Dive Brief:
- Nike is moving more dollars away from performance marketing toward brand building, with sports receiving fresh focus as a North Star, executives said when discussing the company’s latest earnings results.
- Long-term sports partnerships are a pillar of the strategy, with leadership calling out recently extended agreements with leagues like the NBA, WNBA and NFL. Upping the brand’s ground game in key regions is another way Nike is looking to reestablish its connection with consumers.
- In line with the pivot away from lower-funnel performance marketing, Nike said it would cut back on promotional discounts to shore up a positioning as a premium, full-price brand. Nike, which appointed a new CEO in September, is fighting to return to growth after a period of slumping sales and waning cultural relevance.
Dive Insight:
Nike for the past year-plus has worked to address an overswing toward direct-to-consumer channels and an accompanying neglect of brand building. Discussing the company’s fiscal Q2 2025 results with investors, executive leadership was more explicit about winding down performance marketing and promotional activity to realign around the upper-funnel tactics that originally helped turn the sportswear brand into a cultural icon.
“We’re starting to shift dollars from performance marketing to brand marketing,” said CEO Elliott Hill, who took on the top job from John Donahoe in September. “We will invest in our fields of play, because that’s where we drive our product innovation, our newness, our distinction.”
Nike’s revenues declined 8% year over year to $12.4 billion in Q2, with its Nike Direct digital business down 13% and wholesale slipping 3% over the period.
In the past two months, Nike has reupped deals with leagues including the NFL, NBA, WNBA, Brazil Football Confederation and FC Barcelona, long-term relationships it sees as crucial to rediscovering its sports marketing mojo. Ground game in key countries and cities is also top of the agenda to engage “everyday athletes and influencers,” per Hill. Nike’s flagging ground game has been linked to its loss of share in once-staple categories like running, where trendy upstarts such as Hoka have found stronger purchase with consumers.
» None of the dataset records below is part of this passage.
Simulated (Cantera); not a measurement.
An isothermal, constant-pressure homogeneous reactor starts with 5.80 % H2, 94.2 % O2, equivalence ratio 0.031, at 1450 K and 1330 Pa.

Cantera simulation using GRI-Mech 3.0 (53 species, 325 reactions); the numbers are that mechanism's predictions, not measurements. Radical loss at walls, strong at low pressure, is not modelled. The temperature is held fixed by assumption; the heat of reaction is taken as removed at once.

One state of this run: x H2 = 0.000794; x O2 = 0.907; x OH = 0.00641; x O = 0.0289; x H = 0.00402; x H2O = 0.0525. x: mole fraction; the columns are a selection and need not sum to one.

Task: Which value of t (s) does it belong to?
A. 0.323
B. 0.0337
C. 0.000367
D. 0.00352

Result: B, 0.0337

While the readjustment toward brand building is not an entirely new direction for Nike, CFO Matthew Friend said that the pace of change is accelerating. What is new, specifically, is the reduction in promotional activity in favor of a full-price model and slashes to performance marketing spend. The former approach will require liquidating a lot of existing inventory while the latter will cut down on Nike’s reliance on paid traffic, Friend said.
Nike has already started laying the groundwork for its return to bolder creative. Around the Summer Olympics, it launched a massive “Winning Isn’t for Everyone” campaign with longtime agency partner Wieden + Kennedy that featured aggressive messaging about the unapologetic drive that powers elite athletes. An extension centered on running, “Winning isn’t Comfortable,” was named Ad Age’s best campaign of the year, a recognition that executives called out on the earnings call as evidence that the brand’s approach is resonating.
“Ultimately, with sports as our North Star, we will reenergize our culture and identity,” said Hill on the investor call. “We believe we have one of the strongest mission statements of anyone, and that is to bring inspiration and innovation to every athlete in the world.”